Given two strings s and t, return true if they are equal when both are typed into empty text editors. '#' means a backspace character.

Note that after backspacing an empty text, the text will continue empty.

 

Example 1:

Input: s = "ab#c", t = "ad#c"
Output: true
Explanation: Both s and t become "ac".

Example 2:

Input: s = "ab##", t = "c#d#"
Output: true
Explanation: Both s and t become "".

Example 3:

Input: s = "a#c", t = "b"
Output: false
Explanation: s becomes "c" while t becomes "b".

 

Constraints:

  • 1 <= s.length, t.length <= 200
  • s and t only contain lowercase letters and '#' characters.

 

Follow up: Can you solve it in O(n) time and O(1) space?

Solution Explanation for Backspace String Compare

This problem asks us to compare two strings after applying backspace operations. The optimal approach avoids using extra space (O(1) space complexity) and solves the problem in linear time (O(n) time complexity).

Approach:

The core idea is to use two pointers, one for each string, and iterate backward from the end of each string. We keep track of the number of backspaces encountered for each string. When a non-backspace character is encountered and the backspace count is zero, we compare this character to the corresponding character in the other string. If the characters are different, we return false. Otherwise, we continue iterating backward.

Time Complexity: O(m + n), where m and n are the lengths of strings s and t respectively. We iterate through each string at most once.

Space Complexity: O(1). We use a constant amount of extra space to store the skip counters.

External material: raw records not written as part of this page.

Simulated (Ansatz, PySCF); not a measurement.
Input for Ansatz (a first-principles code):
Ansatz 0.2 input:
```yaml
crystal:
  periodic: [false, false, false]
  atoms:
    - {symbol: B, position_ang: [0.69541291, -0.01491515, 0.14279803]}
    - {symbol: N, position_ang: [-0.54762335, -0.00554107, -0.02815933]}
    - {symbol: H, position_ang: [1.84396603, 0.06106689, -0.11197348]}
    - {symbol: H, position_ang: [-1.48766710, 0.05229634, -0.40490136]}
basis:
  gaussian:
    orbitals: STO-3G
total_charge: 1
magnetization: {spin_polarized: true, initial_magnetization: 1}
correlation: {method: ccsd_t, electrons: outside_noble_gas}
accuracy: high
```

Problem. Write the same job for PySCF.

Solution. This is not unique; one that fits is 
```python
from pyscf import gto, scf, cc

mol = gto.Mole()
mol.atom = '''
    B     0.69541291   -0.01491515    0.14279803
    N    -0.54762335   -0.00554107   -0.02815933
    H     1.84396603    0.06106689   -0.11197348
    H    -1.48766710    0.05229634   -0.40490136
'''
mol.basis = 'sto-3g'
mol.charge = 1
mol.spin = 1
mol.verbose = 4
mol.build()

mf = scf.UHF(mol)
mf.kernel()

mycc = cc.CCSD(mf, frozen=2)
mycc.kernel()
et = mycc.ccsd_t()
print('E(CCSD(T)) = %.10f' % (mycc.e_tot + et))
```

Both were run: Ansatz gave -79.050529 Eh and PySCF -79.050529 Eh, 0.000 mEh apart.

Code Explanation (Python3):

class Solution:
    def backspaceCompare(self, s: str, t: str) -> bool:
        i, j, skip1, skip2 = len(s) - 1, len(t) - 1, 0, 0  # Initialize pointers and skip counters
 
        while i >= 0 or j >= 0:  # Iterate until both pointers reach the beginning
            while i >= 0: #Handle backspaces in s
                if s[i] == '#':
                    skip1 += 1
                    i -= 1
                elif skip1:
                    skip1 -= 1
                    i -= 1
                else:
                    break
 
            while j >= 0: #Handle backspaces in t
                if t[j] == '#':
                    skip2 += 1
                    j -= 1
                elif skip2:
                    skip2 -= 1
                    j -= 1
                else:
                    break
 
            if i >= 0 and j >= 0:  # Compare characters if both pointers are valid
                if s[i] != t[j]:
                    return False
            elif i >= 0 or j >= 0: #Check if one string still has characters after backspaces
                return False
            i, j = i - 1, j - 1  # Move pointers backward
 
        return True #Strings are equal after backspaces

The code in other languages (Java, C++, Go, TypeScript, Rust) follows the same logic and approach, differing only in syntax and specific language features. The core algorithm remains consistent across all implementations.